Graphical inference model Lecture 1

On Wednesday, Professor Andrea Montanari talked about the computational reducibility of four problems in graphical probability models to each other. Since I missed the first lecture as well as beginning of Wednesday’s, I will rely partially on his lecture notes online. First we introduce the notion of graphical models, which are probability distributions on {X^V} that displays the graphical structure on the set {V}. Here {X} is thought of as the range of symbols that a function on {V} can take at each point. Examples are in order: a Bayesian network {\mu} on a directed graph {G=(V,E)} is represented as follows: for each vertex {v} we are given the conditional probability {p_v(x_v | x_{\pi(v)})} where {\pi(v)} is the set of parents of {v}. If {v} has no parents, we only specify instead the prior {p_v(x_v)}. So {V} is divided into two sets, {\pi(G)} consisting of Adams and Eves, and its complement. A Markov chain is the simplest kind of Bayesian network, in which the graph is a line graph with each edge going from left to right. Applying Bayes theorem many times, one deduces that

\displaystyle  \mu(x) = \prod_{v \in \pi(G)} p_v(x_v) \prod_{v \in V \setminus \pi(G)} p_v(x_v | \pi(v)). \ \ \ \ \ (3)

There are three other graphical models: pairwise graphical models which are defined on simple graphs and each edge contributes a term in the potential, as in the formula above. A factor graph is a bipartite graph with variable nodes {V} and function nodes {F}. The probability measure associated with factor graph model is of the form

\displaystyle  \mu(x) = Z^{-1}\prod_{v \in F} \psi_v(x_{\partial v}) \ \ \ \ \ (4)

so the factor nodes index the “factors” in the probability measure.

Andrea showed in the first lecture (which I missed) that the above three models are reducible to each other. The only nontrivial direction is reduction from factor graph to pairwise graph model, i.e., showing every pairwise graph can be represented as a factor graph, because it involves augmentation of the symbol set {X}.

One last model is the so-called Markov random field, in which each clique in the graph contributes to a factor in the probability measure, i.e.,

\displaystyle  \mu(x) = Z^{-1} \prod_{C \text{ a clique }} \psi_C(x_C). \ \ \ \ \ (5)

This clearly is equivalent to factor graph model because every clique is an edge.

All four models exhibit domain Markov property: i.e., if one conditions on the values on a set of vertices {S \subset V}, that insulates two other subsets {W, Y \subset V}, then {W,Y} are conditionally independent.

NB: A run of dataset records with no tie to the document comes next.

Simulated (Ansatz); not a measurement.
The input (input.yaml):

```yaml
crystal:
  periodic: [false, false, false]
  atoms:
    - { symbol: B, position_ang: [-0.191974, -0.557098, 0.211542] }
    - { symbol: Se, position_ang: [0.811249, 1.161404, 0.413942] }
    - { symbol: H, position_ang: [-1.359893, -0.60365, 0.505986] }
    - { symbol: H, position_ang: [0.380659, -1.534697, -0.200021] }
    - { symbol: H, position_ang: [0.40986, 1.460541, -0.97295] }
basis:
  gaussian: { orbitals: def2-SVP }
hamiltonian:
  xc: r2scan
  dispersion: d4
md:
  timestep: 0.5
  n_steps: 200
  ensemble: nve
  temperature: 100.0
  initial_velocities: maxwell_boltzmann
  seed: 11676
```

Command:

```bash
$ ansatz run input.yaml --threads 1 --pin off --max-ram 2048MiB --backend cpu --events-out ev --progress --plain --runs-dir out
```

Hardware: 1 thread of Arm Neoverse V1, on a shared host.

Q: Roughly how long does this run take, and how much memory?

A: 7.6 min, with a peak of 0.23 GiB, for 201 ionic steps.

Here are the four main computational problems on graphical models people are interested:

  1. Computing small marginal probabilities
  2. computing conditional probability of the following form {P(x_S| x_T)} where {S, T \subset V}.
  3. Sampling from the whole distribution {L}
  4. Computing the partition function {Z_L = \sum_{x \in X^V} L(x)}.

It is not hard to show that all four are equivalent. Note that item one above only requires small marginal probabilities, which might seem a far-cry from the sampling task in item 3. But in fact we are talking about computational reducibility up to a linear factor in {|V|}, hence we are allowed to reduce the size of the graph and do the reduction by induction.

Someone brought up another interesting topic in the end, namely

5. computing the mode of the distribution.

While one could compute mode easily by sampling with an inverse temperature parameter that goes to infinity, in the same spirit as Laplace principle, the converse is far from true: taking the uniform measure on the set of some combinatorial object, then every element is a mode, but sampling amounts to counting, which can be NP-hard.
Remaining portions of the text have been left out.